How To Invest In Times Of Uncertainty

Diversification may preserve wealth, but concentration builds wealth
— Warren Buffett

Warren is right… But he’s also wrong.

If you bought $10,000 of Apple stock in 1995, your annualized rate of return was 26.01% and would be worth $2,196,161 today.

By all measures - a fantastic investment.

Many investors who look to maximize returns through the use of individual stocks are disappointed.

Why?

Concentration may quickly build wealth but it also quickly destroys it.

1991 research from JP Morgan, The Agony & The Ecstasy: The Risks and Rewards of a Concentrated Stock Position:

  • Using the Russell 3000 since 1980, roughly 40% of all stocks have suffered a permanent 70%+ decline from their peak value (this number is higher for Technology, Biotech, and Metals and Mining which had loss rates over 50%).

  • The median stock return since inception versus the Russell 3000 index was -54%.

Is the rare chance of picking the next Apple worth the cost of your investment success?

Looking under the hood of the S&P 500, the returns of the individual stocks that make up that index are highly skewed.

As an investor, the best way to protect against the risk of permanent loss of capital is through building a portfolio that combines these risky assets (which reduces total risk).
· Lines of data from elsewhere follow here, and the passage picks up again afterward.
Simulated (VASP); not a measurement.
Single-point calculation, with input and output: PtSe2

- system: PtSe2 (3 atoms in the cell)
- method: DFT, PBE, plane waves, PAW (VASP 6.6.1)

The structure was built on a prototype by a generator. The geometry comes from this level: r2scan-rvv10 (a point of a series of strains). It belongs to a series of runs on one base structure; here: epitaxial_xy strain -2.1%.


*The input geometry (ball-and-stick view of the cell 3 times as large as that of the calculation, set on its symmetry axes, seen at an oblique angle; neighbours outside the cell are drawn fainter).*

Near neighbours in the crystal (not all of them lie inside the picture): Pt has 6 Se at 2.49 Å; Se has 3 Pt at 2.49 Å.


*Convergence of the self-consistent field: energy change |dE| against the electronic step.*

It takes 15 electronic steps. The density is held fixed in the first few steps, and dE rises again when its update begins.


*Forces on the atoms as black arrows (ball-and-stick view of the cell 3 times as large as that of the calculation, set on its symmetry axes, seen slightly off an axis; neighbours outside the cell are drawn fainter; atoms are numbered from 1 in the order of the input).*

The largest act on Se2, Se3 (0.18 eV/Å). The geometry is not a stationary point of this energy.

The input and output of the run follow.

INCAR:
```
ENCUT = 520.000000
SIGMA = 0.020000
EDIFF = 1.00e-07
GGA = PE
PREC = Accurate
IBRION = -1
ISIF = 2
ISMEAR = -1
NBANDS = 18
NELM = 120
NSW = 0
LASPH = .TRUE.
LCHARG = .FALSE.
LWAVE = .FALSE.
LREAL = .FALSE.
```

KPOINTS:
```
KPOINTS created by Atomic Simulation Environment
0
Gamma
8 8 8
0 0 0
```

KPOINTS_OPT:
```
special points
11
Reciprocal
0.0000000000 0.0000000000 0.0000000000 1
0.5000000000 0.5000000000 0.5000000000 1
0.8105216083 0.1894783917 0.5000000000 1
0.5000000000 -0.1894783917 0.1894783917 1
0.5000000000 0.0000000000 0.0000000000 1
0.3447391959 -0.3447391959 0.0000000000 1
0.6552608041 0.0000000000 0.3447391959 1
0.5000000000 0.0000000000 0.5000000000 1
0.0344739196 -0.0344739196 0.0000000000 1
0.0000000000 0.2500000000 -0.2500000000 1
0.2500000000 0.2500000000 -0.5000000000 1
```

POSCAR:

Your portfolio determines the majority of your current and expected future return.

This is outlined most famously in a 1986 paper from Gary Brinson, L. Randolph Hood, and Gilbert Beebower called Determinants of Portfolio Performance in the Financial Analysts Journal which revolutionized portfolio construction by emphasizing the importance of asset allocation (how you’re invested).

The study reviewed 91 pension funds from 1974 to 1983 and found that, on average:

93.6% of the total return variation was solely from asset allocation.

This places importance on:

What you hold over your skill to time the market or to pick stocks to generate market returns.

The optimal asset allocation will depend on your goals, time horizon, taxes, liquidity needs, and risk/return objectives.

The goal of your optimal asset allocation:

Construct a portfolio that gives you the highest return per unit of risk.

In practice, how do we achieve this?

Looking backwards, this is easy.

I can just look at which asset class performed the best & select the securities that generated the highest returns with the least amount of risk.

Looking forward, this is hard.

The difficulty is, no one knows which asset class will perform the best.

Therefore, we must build a portfolio that best captures our expectations of what future returns will look like.

This is hard because what performs well this year may not perform well next year. History proves this to be correct.

Think large stocks will provide you the highest rate of return?

Think again.

Think the United States will always provide the highest rate of return?

Think again.

Think the technology sector will always provide the highest return?

Think again.

To combat the uncertainty of the market's future returns, the most successful investors diversify.

Diversification increases confidence and enhances your likelihood of long-term positive rates of return.

On average, a diversified asset allocation will increase expected return and have less risk.

In short:

Diversification is your friend.

How do you know if you’re diversified?

Your portfolio doesn’t all move in the same direction.

If this doesn’t make sense, consider the following:

Say you have $100 that earns 15% for two consecutive years or an investment that earns 29% then 1%.

Total return in both examples is 30%.

Portfolio A:

  • Year 1: $100 *1.15 = $115

  • Year 2: $115 * 1.15 = $132.25

Portfolio B: 

  • Year 1: $100 * 1.29 = $129

  • Year 2: $129 * 1.01 = $130.29

Same total return with a difference of $1.96 in portfolio value.

Why?

Portfolio A was an individual stock.

Portfolio B was an index fund.

Moral of the story?

Diversify.

The most effective way to diversify is through weighting securities according to their market capitalization.

In english, that means:

If I’m looking to own a portfolio of stocks in the United States, then I own each stock according to its weight relative to the investable market.

If Apple stock makes up 5.71% of the total United States market, then I would own 5.71% of Apple stock in my portfolio of United States stocks.

The other 94.29% of my portfolio would own the remaining 3,962 publicly traded United States stocks in accordance to their weight relative to the whole.

In order for investors to not lose their mind trying to trade 3,962 stocks in their portfolio, they buy a fund that holds all these stocks by market cap.

One example of this would be Vanguard’s Total Market Index (VTI) which tracks this exactly.

Since we don’t know which stock, sector, region, or country will outperform in the future, starting with a global market cap weighted portfolio is a good starting point for a diversified portfolio.

Looking under the hood of an index fund that tracks the global stock market in one fund (VT), we see the following:

  • 9,430 individual stocks

  • 11 sectors

  • 10 regions

  • 51 countries

  • 57% of stocks held in the United States

  • 43% of stocks held internationally (split between developed & emerging markets)

  • Balanced stock style between growth and value

We diversify because we value consistency, reliability, and predictability in our investment outcome over inconsistent, unreliable, and speculation when building wealth.